Why Polarized And Divided Uganda Needs National Reconciliation

Klerk

If the great Mandela could work with the enforcer of apartheid racist regime who is dictator Museveni to deny Ugandans peaceful path?

In politics there are no permanent enemies.

Since I formally joined Uganda politics in 2011 after a long period of studying, reflecting and drawing lessons from history, politics and international relations, I concluded that the only way to achieve sustainable peace, security, stability, development and dignity in Uganda is to pool our abundant resources together through political reconciliation.

The politics of winner- take-all through fraudulent elections or the barrel of the gun has created potentially very dangerous political, economic, religious, ethnic and regional rifts in Uganda similar to what obtained in Yugoslavia before it fell apart. We must avoid this in Uganda.

To stop this trajectory and reverse course I have consistently through broadcasting and writing called for the politics of reconciliation in the first instance. 
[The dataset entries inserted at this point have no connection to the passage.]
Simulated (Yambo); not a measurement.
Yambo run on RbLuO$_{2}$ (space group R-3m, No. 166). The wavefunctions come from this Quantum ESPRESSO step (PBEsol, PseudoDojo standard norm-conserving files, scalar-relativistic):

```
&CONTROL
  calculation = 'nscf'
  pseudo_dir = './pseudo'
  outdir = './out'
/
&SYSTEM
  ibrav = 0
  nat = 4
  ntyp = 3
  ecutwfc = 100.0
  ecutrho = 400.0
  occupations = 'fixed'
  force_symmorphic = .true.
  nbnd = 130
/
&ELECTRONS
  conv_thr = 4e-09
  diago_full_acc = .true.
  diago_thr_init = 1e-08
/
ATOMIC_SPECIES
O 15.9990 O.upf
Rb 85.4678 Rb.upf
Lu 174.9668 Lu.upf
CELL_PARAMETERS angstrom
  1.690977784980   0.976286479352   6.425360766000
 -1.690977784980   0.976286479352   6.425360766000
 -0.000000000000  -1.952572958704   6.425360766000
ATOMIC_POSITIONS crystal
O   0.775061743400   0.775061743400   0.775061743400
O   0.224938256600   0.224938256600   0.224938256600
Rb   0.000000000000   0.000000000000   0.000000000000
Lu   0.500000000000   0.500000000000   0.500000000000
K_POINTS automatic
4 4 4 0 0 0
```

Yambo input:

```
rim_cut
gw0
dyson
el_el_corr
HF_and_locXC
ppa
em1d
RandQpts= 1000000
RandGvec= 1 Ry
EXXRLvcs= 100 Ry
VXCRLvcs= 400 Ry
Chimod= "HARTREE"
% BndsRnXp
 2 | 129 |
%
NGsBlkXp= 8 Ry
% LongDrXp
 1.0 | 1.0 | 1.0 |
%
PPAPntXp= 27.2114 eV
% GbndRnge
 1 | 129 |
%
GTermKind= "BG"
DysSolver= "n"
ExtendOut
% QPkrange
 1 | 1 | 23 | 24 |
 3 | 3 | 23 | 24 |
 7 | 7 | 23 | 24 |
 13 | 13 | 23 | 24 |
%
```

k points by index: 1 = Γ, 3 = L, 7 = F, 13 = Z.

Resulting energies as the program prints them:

Those Ugandans that are benefiting from the National Resistance Movement (NRM) regime under Gen. Yoweri Museveni who’s ruled for 30 years want to maintain existing political arrangements of winner-take –all. They would  oppose reconciliation and a ransitional government arrangement to cool the political temperature and pave the way for laying a solid foundation for sustainable peace, security, development and rule of law.

On the other hand many of those that have been excluded from the benefits of winner-take-all believe that the best and quickest solution is a military confrontation.

Others have come up with the politics of defiance. Yet others like me are calling for reconciliation – and the numbers are growing – because there are no permanent enemies in Uganda or elsewhere in time and space.

History provides the evidence to support my position.

In 59 B.C., three Greek political enemies – Julius Caesar, Marcus Licinius Crassus and Pompey the Great – agreed to work together and ruled Rome together as the First Triumvirate.

The Cold War from the end of World War II to 1990 turned the United States and the Soviet Union into enemies. However the two superpowers later realized that the arms race was turning the world into a dangerous place. They negotiated and signed arms reduction treaties. Mikhail Gorbachev’s policies of Perestroika and Glasnost created a new mood in the Soviet Union that enabled the leadership to look upon the U.S. not as an enemy but as a partner in tackling international problems.

During and immediately after WWII the U.S. treated Japan as an enemy. However, the threat to U.S. interests of communist China and the Soviet Union forced the United States to end the enmity and turned Japan into a partner as a counterweight to communism.

The United States considered communist China since 1949 as an enemy and blocked it from becoming a member of the United Nations. However, the expansion of Soviet military power and the changes launched in foreign and economic affairs by China’s Deng Xiaoping transformed the two countries’ relations from enemy to a partner. Diplomatic relations were established and communist China was admitted to the United Nations as a permanent member of the powerful Security Council.

The U.S. and Vietnam fought a bitter war that turned the two countries into enemies and resulting in about 60,000 deaths of American troops and up to 200,000 Vietnamese fighters and about 1.8 million civilians. With time after the war, relations improved and the two countries reconciled and became partners.

In 1965 Ian Smith unilaterally declared Southern Rhodesia independent (UDI). Smith then faced an intensified costly guerrilla war that none would win. Eventually Smith and the guerrillas led by Mugabe agreed to form a government of national unity before complete majority rule followed.

The apartheid regime and the ANC – the two enemies that had fought a bitter war – both realized that the war was unwinnable. They concluded that a government of national unity was the answer. Mandela served as president and F.W. de Klerk, the champion of the brutal apartheid regime, as vice president.
      
These illustrations prove that in politics there are no permanent enemies, opponents or adversaries. It is interests that are permanent.

In Uganda the NRM and the opposition have common interests: to ensure that our families, our children in present and future generations live in peace, security and dignity.

The NRM supporters are increasingly getting worried that if their flag-bearer Gen. Museveni is defeated their interests will suffer.

Those in the opposition are increasingly worried that if they stay out of power much longer their interests may be irreparably damaged.

Thus, since the interests of both parties are the same, arrangements to protect them through a transitional government or government of national unity as the Forum for Democratic Change (FDC) party whose flag-bearer Dr. Kizza Besigye has suggested should be supported by all stakeholders including Uganda’s foreign development partners.

If NRM maintains the winner-take-all stance going into the February 18 presidential election those in the opposition may be forced to shift from peaceful defiance to an armed one.

Museveni the leader of NRM must not take this warning as an empty threat.